Nearly four years after the scientific panels studying food additives at the Food Safety and Standards Authority India, the food regulating authority of the country, recommended its usage for the first time, the natural sweetener stevia has received a go-ahead at last from the authority for widespread commercial use.

In a recent notification from the Food Safety & Standards Authority of India, it has been said that the use of stevia in a range of products is permissible in the country. This includes dairy-based products, flavored drinks, carbonated drinks, ready to eat cereals, yoghurts, jams, nectars, among other products.

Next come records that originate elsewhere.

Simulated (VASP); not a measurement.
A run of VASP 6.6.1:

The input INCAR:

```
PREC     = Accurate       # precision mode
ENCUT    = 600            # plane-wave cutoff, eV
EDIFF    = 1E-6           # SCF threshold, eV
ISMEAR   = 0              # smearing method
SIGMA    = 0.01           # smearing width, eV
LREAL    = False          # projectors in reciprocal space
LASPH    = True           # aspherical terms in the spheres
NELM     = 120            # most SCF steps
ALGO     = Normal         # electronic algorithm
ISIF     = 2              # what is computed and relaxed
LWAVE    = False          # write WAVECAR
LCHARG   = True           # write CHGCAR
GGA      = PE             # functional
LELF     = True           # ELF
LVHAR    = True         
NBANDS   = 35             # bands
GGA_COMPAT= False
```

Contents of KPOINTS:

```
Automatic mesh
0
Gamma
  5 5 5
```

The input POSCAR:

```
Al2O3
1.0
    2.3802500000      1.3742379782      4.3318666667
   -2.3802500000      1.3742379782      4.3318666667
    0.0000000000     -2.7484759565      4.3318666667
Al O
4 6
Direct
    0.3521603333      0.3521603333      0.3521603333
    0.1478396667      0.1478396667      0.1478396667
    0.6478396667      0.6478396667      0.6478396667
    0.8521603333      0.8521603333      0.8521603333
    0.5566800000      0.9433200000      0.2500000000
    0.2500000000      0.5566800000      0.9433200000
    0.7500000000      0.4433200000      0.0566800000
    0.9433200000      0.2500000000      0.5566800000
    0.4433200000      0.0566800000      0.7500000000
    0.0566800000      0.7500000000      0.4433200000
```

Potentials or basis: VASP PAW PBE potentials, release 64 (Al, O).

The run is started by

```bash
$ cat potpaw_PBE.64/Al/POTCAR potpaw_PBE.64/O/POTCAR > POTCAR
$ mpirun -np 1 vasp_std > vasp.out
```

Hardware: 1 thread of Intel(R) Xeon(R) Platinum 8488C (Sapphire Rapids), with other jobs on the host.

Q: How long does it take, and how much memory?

Experts say that the move will pave way for F&B industries that are the key users of sugar, including confectionary, beverages, and ice-cream makers, to use stevia as an effective alternative for their products.

The Food Safety & Standards Authority of India has recommended upto 200 mg usage of steviol glycoside per kg in soft drink concentrates, carbonated water, fruit nectars, yoghurts, non-carbonated water-based beverages, and dairy-based drinks.

Ice candies or ice lollies are permitted to contain 270 mg per kg of steviol glycoside. Ready to eat cereals and dairy based desserts are permitted the use of 350 mg and 330 mg per kg of steviol glycoside, respectively. Marmalades, jams, and jellies can have upto 360 mg per kg of the compound. Chewing gums are permitted to have as high as 3,500 mg per kg of the substance, and table top sweeteners may have upto 100 mg per kg, according to the notification.

In the past years, several companies such as Cargill and Coca-Cola had applied for the permissible usage of stevia in a number of their products. With the approval being finally granted, these companies have gained an opportunity to consider how the substance can be used. Coca-Cola already uses stevia in its products served in the global market. Coca-Cola Life, the flagship cola of the company, that uses stevia as a sweetener, is considered a health conscious alternative to the popular drink.